Saturday, November 6, 2010

Perspective

I've gone from feeling ecstatic that I have bones (ribs! a collarbone! hip bones!) to focusing once again on the burbles of flesh left. There are the rolls I can pull from my stomach, the flaps under my arms, the dangly bits of thigh.

An elderly lady friend stopped me the other day to tell me she has been meaning to tell me that of all the people she has known who have undergone dramatic weight loss, my skin is the tightest. I was surprised, though after reflection, I realized that all most people see is my face and that, indeed, has done very well.

The other parts, the ones hidden from the outside world for another good six months, aren't bouncing back as quickly. When I see the wrinkles on my inner thighs I flash first to my mother, since these are how I remember her thighs, and second, to a conversation I had in sixth grade.

I had noticed that when I put my ankle on my opposite knee to cross my legs I had stripes in my skin. I was amazed and pointed out this discovery to my friend, Sarah, who was sitting next to me in band.

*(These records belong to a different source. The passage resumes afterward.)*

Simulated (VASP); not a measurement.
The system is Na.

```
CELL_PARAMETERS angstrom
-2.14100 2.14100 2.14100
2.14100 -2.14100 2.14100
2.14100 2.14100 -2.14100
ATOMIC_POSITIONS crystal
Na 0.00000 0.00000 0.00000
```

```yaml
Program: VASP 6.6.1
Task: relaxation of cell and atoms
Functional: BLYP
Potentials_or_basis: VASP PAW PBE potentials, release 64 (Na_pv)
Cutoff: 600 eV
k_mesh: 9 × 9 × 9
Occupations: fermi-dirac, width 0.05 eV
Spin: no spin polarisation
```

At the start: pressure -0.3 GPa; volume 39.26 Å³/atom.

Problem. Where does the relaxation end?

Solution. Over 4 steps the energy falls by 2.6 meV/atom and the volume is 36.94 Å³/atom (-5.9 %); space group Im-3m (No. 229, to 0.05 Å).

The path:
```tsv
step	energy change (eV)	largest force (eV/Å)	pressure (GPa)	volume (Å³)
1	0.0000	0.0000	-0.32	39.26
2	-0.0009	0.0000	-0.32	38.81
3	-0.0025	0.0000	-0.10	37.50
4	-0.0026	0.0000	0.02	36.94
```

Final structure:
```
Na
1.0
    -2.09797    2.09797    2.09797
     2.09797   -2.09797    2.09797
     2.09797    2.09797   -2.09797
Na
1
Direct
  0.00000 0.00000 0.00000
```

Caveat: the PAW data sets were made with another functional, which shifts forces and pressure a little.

"Those are stretch marks," she said, apologetically, and turned back to her music. Needless to say, I flew my foot back to the floor and flushed my embarrassment into my clarinet.

Only now does it occur to me to wonder how on earth she of the giraffe nickname, she the descendant of two of the gangly-folk clan, she could have known about stretch marks. Especially before I, descendant of the can't-leave-your-room obese kind, did.

So here I am, becoming more and more familiar with the impulse that I imagine drives anorexia. Wanting to control, wanting the external image to be perfect. Wanting no one to notice any faults. Never quite being perfect enough.

I celebrate that I have the ab muscles to do the hula hoop and high kicks. I honor that I can see air between my thighs, something I have never-ever, even as a teenager, been able to do. I am overjoyed that I can use my left hand to unclasp my seat belt when I drive in my driveway. That I prefer to take the stairs. These things do still make me marvel. But yet. But yet.

There is also the conversation I recall from around the same time, the one with my aunt. The context is fuzzy and unimportant anyway. To her, it was a funny story. Perhaps I had asked about my father's grandmother. What she looked like, what she was like. What I got was a hearty laugh.

"Well, she was a big woman and when she got old, her flat breasts hung below her waist and bugged the heck out of her. So she rolled them up and tucked them under her arm."

I still shudder.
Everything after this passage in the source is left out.